Leveling up Your Service Mesh with Observability and Distributed Tracing for Consul
Learn how to apply distributed tracing by instrumenting it in your code directly or leveraging the observability hooks of Consul Service Mesh. Both examples use Datadog.
Update: For the most up to date information on distributed tracing in Consul service mesh (Connect), visit our distributed tracing documentation.
In control theory, observability (o11y) is a measure of how well internal states of a system can be inferred from knowledge of its external outputs. In more practical terms, observability consists of tools and techniques to make sense of complex systems. These systems range from applications to infrastructure.
» The Three Pillars of Observability
A robust observability program focuses on three key areas:
Metrics: Numeric representations of data measured over intervals of time. Metrics provide data about your services that help you troubleshoot issues, gauge system health, and test hypotheses. Metrics can be technical such as requests per second, error rate, or CPU utilization. Metrics can also be business-specific, for example, the sum of goods sold per hour, average order value (AOV), or click-through-rate (CTR).
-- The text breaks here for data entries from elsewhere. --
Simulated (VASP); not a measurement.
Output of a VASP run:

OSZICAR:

A Grafana Metrics dashboard example
Logs: Immutable, timestamped records of discrete events that happened over time. Logs are the most common resource that developers use to collect data and quickly debug their code, as they provide more detailed data than metrics.
Traces: Representations of a series of related distributed events that encode the end-to-end request flow through a distributed system. Traces represent the lifecycle of a request through various services and help pinpoint problematic services, such as ones with high latency.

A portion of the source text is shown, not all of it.